To leave or not to leave has been on my mind quite a bit this past 12 hours. When I was leaving work on Wednesday, Ike was going to Corpus and they were only giving us Friday off...for what I can only assume was to pacify the paranoid teachers. But from the time I left work at 4:30 to the 6 o'clock news, we went from not really worrying about it to questioning what we should do. So all day today I have gone back and forth as to my plans.
Tobie was not and is not leaving. He feels that if the water or wind is going to do some damage than he could be here to do damage control. Last night we were not even going to board up windows...my how things change during the night. Well turns out almost every neighbor boarding windows, and here we are without a truck to even go get wood. But the goodness comes out in people during storms and a guy Tobie was helping board up his house offered us wood and clips to do our house. So now I feel a bit like we are living in a cave, not so bad because it helps keep the house cool:-) Gotta find that silver lining right.

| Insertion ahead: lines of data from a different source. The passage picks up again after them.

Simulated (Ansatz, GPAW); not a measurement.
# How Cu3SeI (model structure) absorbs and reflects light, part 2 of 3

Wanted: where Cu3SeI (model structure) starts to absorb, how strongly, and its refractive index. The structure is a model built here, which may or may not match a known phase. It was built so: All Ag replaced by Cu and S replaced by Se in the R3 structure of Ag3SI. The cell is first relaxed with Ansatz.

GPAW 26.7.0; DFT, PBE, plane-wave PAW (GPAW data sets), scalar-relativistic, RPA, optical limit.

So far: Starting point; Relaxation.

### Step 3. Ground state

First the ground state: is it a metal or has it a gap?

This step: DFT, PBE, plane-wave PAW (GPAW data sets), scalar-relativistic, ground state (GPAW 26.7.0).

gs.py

But, I do want you all to know that I have heard and debated all of the advice that I have been given. As of right now I am staying here, and I don't think it is going to change. I feel safer being here with my family then trying to venture cross state with who knows what other crazies that might be in the car stuck next to me an my children in traffic.
So I'm sure I will be the subject of "bad mom" conversations and that is okay. But I have decided that I can not deal with leaving Tobie here by himself. So we are going to do this as a family...Ike has been fickle so we will see again tomorrow. I will keep blogging as long as I have electricity.